Despite an easily distracted news media and a weekend for the story to cool off, questions about Mitt Romney’s tenure are driving the day again at the start of a new week, and it may only be getting worse for Romney. If you just tuned in, the issue is how long Romney stayed at Bain Capital -- he said he left in 1999, but government documents and his own testimony show he stayed on in some capacity until 2002, at which point his campaign claims he “retroactively retired." Essentially, the campaign is saying that while Romney technically stayed on as CEO and owner for over two years after leaving to run the Salt Lake City Olympics, he had no actual responsibility over the day-to-day operations of the company. That may be entirely true, but why bother staying on at all then?
Former Bain managing director Ed Conard, who worked with Romney at the company and has defended him since, provided an answer. He told MSNBC’s Chris Hayes yesterday that Romney stayed on for three years as CEO after 1999 so he would have more leverage to extract as much money as possible from the company while he was walking out the door. For over two years, Conard said, Romney and his partners negotiated how much money Romney would get for leaving the company. He wanted more; they wanted to give him less. Speaking as Romney, Conard explained the candidate’s position at the time: “'I created an incredibly valuable firm that’s making all you guys rich. You owe me.' That’s the negotiation.” Conard explained that Romney stayed on as CEO “in part, yes, of course” to drive a harder bargain with the company.
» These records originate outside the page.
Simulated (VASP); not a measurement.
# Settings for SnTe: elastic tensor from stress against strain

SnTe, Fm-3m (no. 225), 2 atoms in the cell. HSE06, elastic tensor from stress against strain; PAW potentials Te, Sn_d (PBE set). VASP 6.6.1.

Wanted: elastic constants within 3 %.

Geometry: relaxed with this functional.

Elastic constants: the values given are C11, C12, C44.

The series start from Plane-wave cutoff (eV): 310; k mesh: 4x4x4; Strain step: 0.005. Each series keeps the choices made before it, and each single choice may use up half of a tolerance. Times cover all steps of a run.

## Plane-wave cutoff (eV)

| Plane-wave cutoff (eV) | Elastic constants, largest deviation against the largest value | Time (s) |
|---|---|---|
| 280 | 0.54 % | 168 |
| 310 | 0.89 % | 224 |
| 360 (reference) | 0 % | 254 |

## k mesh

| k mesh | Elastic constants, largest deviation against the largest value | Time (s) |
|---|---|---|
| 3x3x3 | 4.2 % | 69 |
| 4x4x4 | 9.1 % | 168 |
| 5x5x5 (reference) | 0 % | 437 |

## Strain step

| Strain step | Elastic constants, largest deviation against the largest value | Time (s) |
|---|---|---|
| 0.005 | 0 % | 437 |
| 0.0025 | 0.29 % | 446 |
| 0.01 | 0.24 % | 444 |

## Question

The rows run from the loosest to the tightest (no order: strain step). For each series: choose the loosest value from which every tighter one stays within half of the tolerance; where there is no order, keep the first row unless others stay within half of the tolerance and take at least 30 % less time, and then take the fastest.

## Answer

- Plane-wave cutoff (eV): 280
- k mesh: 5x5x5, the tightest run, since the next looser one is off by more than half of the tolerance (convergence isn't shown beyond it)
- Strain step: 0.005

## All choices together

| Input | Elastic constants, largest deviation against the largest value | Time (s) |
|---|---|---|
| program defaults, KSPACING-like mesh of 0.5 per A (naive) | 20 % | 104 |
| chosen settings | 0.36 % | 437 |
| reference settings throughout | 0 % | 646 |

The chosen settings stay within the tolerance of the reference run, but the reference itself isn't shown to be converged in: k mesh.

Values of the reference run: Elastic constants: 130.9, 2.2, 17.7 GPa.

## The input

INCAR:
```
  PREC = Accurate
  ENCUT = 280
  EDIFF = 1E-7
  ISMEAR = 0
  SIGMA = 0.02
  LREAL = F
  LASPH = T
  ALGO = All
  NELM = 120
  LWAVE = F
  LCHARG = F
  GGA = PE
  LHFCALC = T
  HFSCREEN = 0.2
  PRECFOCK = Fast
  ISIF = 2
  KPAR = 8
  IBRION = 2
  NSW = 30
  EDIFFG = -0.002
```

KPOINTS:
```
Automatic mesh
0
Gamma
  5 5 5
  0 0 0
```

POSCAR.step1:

Conard made a $1 million contribution to the super PAC supporting Mitt Romney, gave the maximum $2,500 to Romney’s primary campaign, and recently became famous for writing a book celebrating the virtue of the ultra-wealthy, so it’s unlikely that he would misrepresent the past in order to hurt Romney.
Romney’s departure time matters because some of the company’s least flattering moments, including the closure of a steel mill in Kansas City, occurred during those three years, when Romney has insisted he was gone and thus not responsible for Bain’s activities. He also submitted ethics forms saying he was not involved in any way with Bain after 1999.
On one hand, Conard’s version of events clears Romney of the most weighty accusations of misrepresentation; but on the other hand, the alibi is almost as bad as the alleged crime. According to Conard’s story, Romney would have none of the headaches he’s dealing with this week about his convoluted departure timeline had he simply left in 1999 and not been so concerned about squeezing as much money as possible from Bain. The story is reminiscent of the one about when Romney started Bain Capital, when he secured a escape clause for himself that guaranteed he could return to his old job at Bain & Co. if the new venture failed, meaning there was essentially zero risk for him personally. From the beginning, Chicago wanted to paint Romney as a real-life Gordon Gekko, the "Wall Street" antihero who declares, "Greed is good." In Conard's narrative, Romney seems to apply this maxim even to his former partners.